Thursday, September 30, 2010

Art Visions 2010, Kelowna, BC

Art Visions 2010 is set to open once again on October 7 in Kelowna BC. 

I was fortunate enough to be juried into this growing show again this year, and my painting "Digging" will hang in Hambleton Gallery

The show is unique in that it encompasses 4 galleries in the art district in Kelowna.  Last year my work won the Gold Medal and I attended the event.  It was an impressive organizational feat, and the Central Okanagan Chapter of the FCA pulled it off without a hitch.  We all had a great time mingling and viewing art.  Opening night was chilly but the Okanagan wine that was served in each gallery warmed people up nicely. 

If you're in the Okanagan, I hope you'll attend this ambitious and exciting show.

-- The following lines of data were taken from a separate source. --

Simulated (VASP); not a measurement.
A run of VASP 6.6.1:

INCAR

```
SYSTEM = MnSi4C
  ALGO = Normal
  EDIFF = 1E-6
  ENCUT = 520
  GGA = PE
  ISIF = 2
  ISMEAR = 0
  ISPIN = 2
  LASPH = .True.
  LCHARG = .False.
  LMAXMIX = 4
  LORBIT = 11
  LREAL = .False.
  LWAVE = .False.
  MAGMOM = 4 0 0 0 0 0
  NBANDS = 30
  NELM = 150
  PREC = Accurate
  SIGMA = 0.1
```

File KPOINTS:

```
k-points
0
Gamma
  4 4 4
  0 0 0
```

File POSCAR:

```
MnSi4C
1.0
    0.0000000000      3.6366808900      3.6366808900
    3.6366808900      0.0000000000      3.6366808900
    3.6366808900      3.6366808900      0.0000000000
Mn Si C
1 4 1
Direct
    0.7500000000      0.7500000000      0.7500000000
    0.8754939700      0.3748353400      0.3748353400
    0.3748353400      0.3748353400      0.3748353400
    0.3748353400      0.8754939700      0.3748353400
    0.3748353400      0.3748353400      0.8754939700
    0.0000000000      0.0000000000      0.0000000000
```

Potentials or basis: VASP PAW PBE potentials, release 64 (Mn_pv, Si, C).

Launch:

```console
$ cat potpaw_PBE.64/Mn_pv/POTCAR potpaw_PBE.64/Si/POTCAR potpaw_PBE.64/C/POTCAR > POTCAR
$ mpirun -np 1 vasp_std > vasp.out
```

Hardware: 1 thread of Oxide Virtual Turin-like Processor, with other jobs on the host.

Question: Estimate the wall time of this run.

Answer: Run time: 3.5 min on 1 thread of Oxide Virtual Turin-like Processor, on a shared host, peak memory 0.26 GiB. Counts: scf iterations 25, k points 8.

Tuesday, September 21, 2010

Painting Out

Afternoon in the Rockies
9 x 12

I went out to Banff to paint with Alice Helwig recently and we had a great time. 
That's the easy part; the part that's tricky is having a great time AND producing some work. 

Both Alice and I talk while we work.  I'm not sure that it's always intelligent talk because we're also intently focused on our paintings, but it means that we work well together.   I got a painting and a half out of the day.  The half a painting is partially scraped out and awaiting revisions to clarify some design problems.

The piece above pleased me because it caught the drama of the light conditions.  We avoided our usual rainstorm by a few hours, but the clouds loomed throughout the day, and every time I looked back at the mountain, there was a new shadow pattern on it.  That was frustrating at first, and then liberating: I could do whatever I wanted, because I could never capture what I was seeing in the short time that it presented itself. 

I tried something new for this piece because the Raymar panel that I was using was untoned, and I had to work fast.  Using a muddy mess of mostly Transparent Iron Oxide and Ultramarine - along with whatever was lingering in my brush - I sloshed on an overall dark wash with a mix of odourless mineral spirits and walnut oil (my usual medium).  Then I went straight to the most exciting part: the lit-up mountain, and put it on with a few heavy, impasto marks. 

At this point I had the lightest light and nearly the darkest dark.  It was easy to just develop the mid range from there. 

The tricky part was layering over that initial wet mud without contaminating the subsequent layers.  I had to watch the paint consistency to make sure it was always fairly heavy and would both cover the dark, and flow off of the brush without much pressure.  When I describe this pressure to my class, I tell them to imagine they are petting a bug with the brush.  Their goal is not to squish the bug.  This image seems to help them ease off the brush and lay strokes on gently and cleanly.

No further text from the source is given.